In her first speech since being installed as the Queen's representative in this country, Ms. Jean - who endured questions about her commitment to federalism after her appointment was announced - also vowed to use her position to give voice to all Canadians.

"The time of the two solitudes that for too long described the character of this country is past," she said, speaking in the Senate chamber after she was formally appointed.

"The narrow notion of every person for himself does not belong in today's world, which demands that we learn to see beyond our wounds, beyond our differences for the good of all."

On the contrary, she said, Canadians must "eliminate the spectre of all solitudes" and promote solidarity among the citizens of the country, offering up a picture harmony to the rest of the world.

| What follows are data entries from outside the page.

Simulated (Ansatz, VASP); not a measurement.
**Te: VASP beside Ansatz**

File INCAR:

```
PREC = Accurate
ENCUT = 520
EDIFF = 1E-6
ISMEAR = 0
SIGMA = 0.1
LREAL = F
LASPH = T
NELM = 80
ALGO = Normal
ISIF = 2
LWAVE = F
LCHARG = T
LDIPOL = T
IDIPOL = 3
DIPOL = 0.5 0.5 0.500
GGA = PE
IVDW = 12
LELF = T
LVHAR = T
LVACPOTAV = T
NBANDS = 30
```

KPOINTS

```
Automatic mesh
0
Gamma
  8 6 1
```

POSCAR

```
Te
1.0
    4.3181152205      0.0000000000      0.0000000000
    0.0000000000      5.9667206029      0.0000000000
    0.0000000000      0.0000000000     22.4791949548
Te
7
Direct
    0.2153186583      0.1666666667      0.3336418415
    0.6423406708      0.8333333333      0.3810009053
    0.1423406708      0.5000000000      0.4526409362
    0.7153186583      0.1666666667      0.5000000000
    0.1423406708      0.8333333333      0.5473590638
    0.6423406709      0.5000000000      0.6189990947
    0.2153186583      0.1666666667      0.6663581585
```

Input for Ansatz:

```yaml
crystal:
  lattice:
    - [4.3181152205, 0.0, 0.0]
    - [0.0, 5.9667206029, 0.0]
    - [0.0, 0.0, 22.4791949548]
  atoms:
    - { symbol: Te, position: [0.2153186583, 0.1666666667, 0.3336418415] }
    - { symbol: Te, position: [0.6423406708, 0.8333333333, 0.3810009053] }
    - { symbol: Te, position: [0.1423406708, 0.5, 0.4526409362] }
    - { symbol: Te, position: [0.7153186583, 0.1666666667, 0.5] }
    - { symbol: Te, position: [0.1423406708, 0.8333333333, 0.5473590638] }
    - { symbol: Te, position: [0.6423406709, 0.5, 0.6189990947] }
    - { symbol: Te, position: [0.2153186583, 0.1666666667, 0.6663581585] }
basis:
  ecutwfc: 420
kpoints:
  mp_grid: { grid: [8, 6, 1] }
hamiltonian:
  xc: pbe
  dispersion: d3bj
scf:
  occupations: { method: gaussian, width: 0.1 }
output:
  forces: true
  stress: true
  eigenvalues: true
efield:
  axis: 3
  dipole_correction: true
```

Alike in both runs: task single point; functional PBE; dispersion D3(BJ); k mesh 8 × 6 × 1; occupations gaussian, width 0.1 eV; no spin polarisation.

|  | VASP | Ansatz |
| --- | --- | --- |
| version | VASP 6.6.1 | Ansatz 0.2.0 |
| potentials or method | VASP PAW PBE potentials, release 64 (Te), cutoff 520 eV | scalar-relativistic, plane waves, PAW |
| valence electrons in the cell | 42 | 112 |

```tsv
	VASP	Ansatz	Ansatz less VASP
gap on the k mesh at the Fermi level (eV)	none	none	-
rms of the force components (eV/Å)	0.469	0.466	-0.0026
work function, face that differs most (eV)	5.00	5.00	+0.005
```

Ms. Jean and her husband, documentary filmmaker Jean-Daniel Lafond, came under fire this summer over claims from hard-line separatists that they were sympathetic to that cause.

She has dismissed the suggestions and in Tuesday's speech again expressed her love of the country she came to as a young girl in 1968, when her family fled Haiti.

"I am determined that the position I occupy as of today will be more than ever a place where citizens' words will be heard, where the values of respect, tolerance, and sharing that are so essential to me and to all Canadians, will prevail," she said.

"Those values, which are paramount for me, are linked inextricably with the Canada I love."

Throughout her remarks, she emphasized the importance of Canada's diverse population as well as the value of its young people.

She also spoke of her own youth before coming to Canada, quoting her uncle - exiled Haitian poet René Depestre - to describe Haiti as a nation "draped in barbed wire from head to toe."

"The story of that little girl, who watched her parents, her family, and her friends grappling with the horrors of a ruthless dictatorship, who became the woman standing before you today, is a lesson in learning to be free," she said.

"I know how precious that freedom is, I know what a legacy it is for every child, for every citizen of this country."

Ms. Jean was sworn in Tuesday on Parliament Hill as Canada's 27th Governor-General, taking the torch from Adrienne Clarkson as the Queen's representative in this country.

Breaking with tradition, Ms. Clarkson was in attendance to see her successor take over the post - the first time in more than 100 years that a departing vice-regal representative has gone to the ceremony.

Ms. Jean arrived at Parliament Hill about 10:40 a.m. EDT. She was greeted by a military guard of honour before joining Prime Minister Paul Martin to enter the building.

Televised imaged showed tears running down Ms. Jean's cheeks as she listened to singers greeting her while she made her way to the Senate chamber.

Inside, Ms. Jean's family members sat in the front row, listening as her appointment was formalized rousing applause from the crowd.

Mr. Martin characterized Ms. Jean during Tuesday's ceremony as "a woman of rare perspective, sensitivity and under standing."

"Madame Jean is renowned for her compassion, her eagerness to listen - and for her desire to act," he said.

"During a rich and varied working life - as a social activist, a writer and lecturer, a public broadcaster - she has often been the voice of those who must struggle to be heard."

Even before it was made official Tuesday, the 48-year-old former CBC journalist, who came to Canada as a young girl from Haiti in 1968, has proved a popular choice as Governor-General.

A poll conducted before Ms. Jean was sworn in showed broad support for her among Canadians in general, and particularly among Quebeckers. In that province, 71 per cent of people polled said they thought she was a good choice for the job. When told of her personal history, that percentage rose to 85 per cent.

She was also an extremely popular choice with Canadian youth, reflecting in part her relative youth and her role as both a successful journalist and as a mother to a six-year-old daughter.

The polls findings were seen by many as suggesting Ms. Jean's selection for the position created an historic opportunity to strengthen the vice-regal role both in Quebec and the rest of the country.

The findings also suggested that Canadian's were not upset over the questions raised this summer about her position on Quebec's sovereignty.

Earlier this week, Ms. Jean also renounced her French citizenship, which she received when she married Mr. Lafond, who is originally from France. The two married in 1992. In a letter to Ms. Jean, French President Jacques Chirac offered his congratulations and invited her to visit France in the coming months.

Mr. Chirac's letter says exceptional ties bind France and Canada - starting with history and language - and he assured Jean of his wholehearted support.